Asserting that the range and intensity of desertification have increased in some dryland areas over the past several decades, a latest report by the Intergovernmental Panel on Climate Change (IPCC) has suggested afforestation programmes like “green walls” and “green dams” to combat desertification.
“Afforestation programmes aimed at creating windbreaks in the form of green walls and green dams can help stabilise and reduce dust storms, avert wind erosion, and serve as carbon sinks, particularly when done with locally adapted tree species,” said the IPCC’s Special Report on Climate Change and Land (SRCCL) which was released on August 8, 2019.
It was prepared by 107 experts from 52 countries and this was the first IPCC report in which a majority of the authors (53 percent) are from developing countries. Established in 1988, IPCC is a United Nations body that provides governments across the world with regular scientific assessments concerning climate change, its implications and potential future risks, as well as to put forward adaptation and mitigation strategies.
It highlighted several green wall and green dam programmes undertaken across the world over the past several decades to tackle desertification and land degradation. For instance, it revealed that such programmes have been implemented in countries like China, Algeria, Mongolia, Turkey and Iran, and in some areas in the Sahara and the Sahel region.

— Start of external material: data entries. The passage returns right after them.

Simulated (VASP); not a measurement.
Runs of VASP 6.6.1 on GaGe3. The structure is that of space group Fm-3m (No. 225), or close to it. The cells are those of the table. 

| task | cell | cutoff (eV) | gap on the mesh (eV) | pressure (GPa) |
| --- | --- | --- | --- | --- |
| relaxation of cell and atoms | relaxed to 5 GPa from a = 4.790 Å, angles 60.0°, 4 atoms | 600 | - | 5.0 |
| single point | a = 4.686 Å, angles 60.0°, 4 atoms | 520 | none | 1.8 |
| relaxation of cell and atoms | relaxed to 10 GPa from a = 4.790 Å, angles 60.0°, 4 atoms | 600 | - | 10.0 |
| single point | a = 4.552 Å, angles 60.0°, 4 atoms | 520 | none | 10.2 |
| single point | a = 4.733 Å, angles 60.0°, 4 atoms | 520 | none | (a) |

Stressing that these programmes are increasingly considered as part of many national and international initiatives to combat desertification, it said that afforestation and reforestation programs can contribute to reducing sand storms and increasing carbon sinks in dryland regions.
In China, the government recognised that desertification and dust storms jeopardised livelihoods of nearly 200 million people, and thus afforestation programmes for combating desertification were initiated since 1978. The efforts resulted in encouraging results. The IPCC report noted that China’s efforts showed that the green wall and green dam projects generally played an “active role in combating desertification and fighting against dust storms in China over the past several decades”.
Studies showed that the area of degraded land decreased, carbon sequestration increased, the amount of wind erosion decreased, the average annual occurrence of sandstorms decreased and that the restoration of degraded land led to an increase in the annual output of fresh and dried fruits, the report said.
Desertification is land degradation in arid, semi-arid, and dry sub-humid areas, collectively known as drylands, resulting from many factors, including human activities and climatic variations. The range and intensity of desertification have increased in some dryland areas over the past several decades. It is estimated that about 500 million people live in areas that face desertification and as per IPCC report the highest numbers of people affected are in south Asia (which includes countries like India), East Asia, North Africa and the Middle East.
“Desertification has already reduced agricultural productivity and incomes and contributed to the loss of biodiversity in some dryland regions. In many dryland areas, the spread of invasive plants has led to losses in ecosystem services, while over-extraction is leading to groundwater depletion. Unsustainable land management, particularly when coupled with droughts, has contributed to higher dust storm activity, reducing human well being in drylands and beyond,” the report said.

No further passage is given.